Too often we see the evidence — higher levels of debt, less saving and too little retirement planning. In short, a lack of financial know-how is a major barrier to achieving financial security in retirement.
As a member of the President's Advisory Council on Financial Capability, I have come to realize that we cannot improve money management skills simply by directing financial education at the 50-plus population. To achieve financial security later in life, one must begin early in life. So, we must address the problem of financial capability with youth in our schools, with employees in the workplace and with families in our communities.
Unfortunately, most Americans think they know a lot more about personal finance than they actually do. Half of those working have no sense of how much savings they will need for retirement. According to the Center for Retirement Research at Boston College, almost 44 percent of working-age households ages 36 to 62 are "at risk" of having insufficient savings for their retirement years. This puts even greater pressure on national retirement systems that already face solvency challenges.
At AARP we are strong advocates for automatic enrollment in 401(k) plans. And where enrollment is not automatic, it is never too late to join or increase your contribution to these plans. In addition to adopting auto-features in plan designs, we believe employers have a unique opportunity to provide their employees with financial resources and tools to help them save and prepare financially. Americans should also learn, practice and share the core concepts of prudent financial management with their families and people in their communities. Research shows that parents are the single greatest influencers of positive financial attitudes and behaviors in their children.
At the same time, we understand the burden facing older Americans striving to recover from a brutal recession. We know that more than 20 million Americans age 50 and older are struggling to make ends meet. They face overwhelming stresses from mounting debt, poor credit, lack of health insurance and even loss of their family home. AARP Foundation and Charles Schwab Foundation have joined to launch a new Financial Capability Program for the 50-plus population. This financial education and mentoring pilot program is designed to help vulnerable older workers and job seekers set goals and take action to reduce debt, repair credit, build savings and regain control of their finances.

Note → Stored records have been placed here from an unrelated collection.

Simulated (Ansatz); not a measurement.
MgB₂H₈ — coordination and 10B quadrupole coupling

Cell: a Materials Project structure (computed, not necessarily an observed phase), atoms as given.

One of our goals at AARP is to find solutions that help people 50-plus and their families increase their long-term financial security. We fight to keep Social Security solvent and secure for the future; help individuals find ways to save, stretch their dollars and protect their assets; and work to ensure that people 50-plus can remain in the workforce for as long as they want or need to. Financial capability is at the core of all of those efforts and is an essential part of constructing a solid foundation for individuals' financial security, as well as economic growth and prosperity for the nation.